[Date Prev][Date Next][Thread Prev][Thread Next][Date Index][Thread Index]
openbsd under heavy load corrupts fs and crash ?
- To: misc@openbsd.org
- Subject: openbsd under heavy load corrupts fs and crash ?
- From: Per-Erik Persson <pere@fos.su.se>
- Date: Tue, 03 Feb 2004 10:15:32 +0100
- User-Agent: Mozilla/5.0 (X11; U; Linux i686; en-US; rv:1.3) Gecko/20030313
I have this delicate problem that has been following me for the last year.
My only two OpenBSD servers one 1.7Ghz Celeron with "ServerWorks CSB6
IDE" chipset an the other one is a 500Mhz PIII "Intel 82371AB IDE"

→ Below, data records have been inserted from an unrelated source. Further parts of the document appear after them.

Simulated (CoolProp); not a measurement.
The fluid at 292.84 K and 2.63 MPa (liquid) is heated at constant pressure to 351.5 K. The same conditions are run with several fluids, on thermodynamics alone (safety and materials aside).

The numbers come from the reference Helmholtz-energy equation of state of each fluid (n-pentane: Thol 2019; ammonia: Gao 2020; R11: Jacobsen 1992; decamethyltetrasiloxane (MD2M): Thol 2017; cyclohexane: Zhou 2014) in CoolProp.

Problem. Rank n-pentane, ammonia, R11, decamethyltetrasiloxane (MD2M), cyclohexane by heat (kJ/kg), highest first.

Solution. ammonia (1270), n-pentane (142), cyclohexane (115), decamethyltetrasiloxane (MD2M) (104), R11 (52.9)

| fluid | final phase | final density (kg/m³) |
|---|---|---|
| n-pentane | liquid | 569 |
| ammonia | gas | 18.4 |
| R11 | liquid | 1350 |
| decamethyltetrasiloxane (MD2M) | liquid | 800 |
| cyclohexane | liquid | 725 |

This problem has been the same all thru 3.2 and 3.3(The DMA of the CSB6
chipset got supported here)
Both machines have two IDE disks that are equally heavily loaded with
diskaccess(postfix, imap, apache, nfs and scp) cpu and memory is not a
problem.
If I enable softdeps the machines crash after a day or two, always with
errors about ffs not being able to allocate data or some ffs timeout.
With syncronus mounts the computers can run for several months without
showing the same behavure. Usually I need to do a manual fsck after
rebooting, a file or two has been badly corrupted. Enabling softdeps on
only one partition will increase the chances for it to fail.
The interesting information I got last time was:
Feb 2 02:01:52 meso named[7465]: ---w2k machines trying to update the
nameserver all the time...----
Feb 2 02:12:53 meso /bsd: wd0(pciide0:0:0): timeout
Feb 2 02:12:54 meso /bsd: type: ata
Feb 2 02:12:54 meso /bsd: c_bcount: 8192
Feb 2 02:12:54 meso /bsd: c_skip: 0
Feb 2 02:12:54 meso /bsd: pciide0:0:0: bus-master DMA error: missing
interrupt,
status=0x20
I know that some people would suggest me to purchase some SCSI stuff but
that is not an option......
These two machines are in production so debuging is not that easy. I
have memory dumps from the crash, but how do I get the trace and ps info
out of it and into a file without halting the machines ? This is not
found in a FAQ that i know of!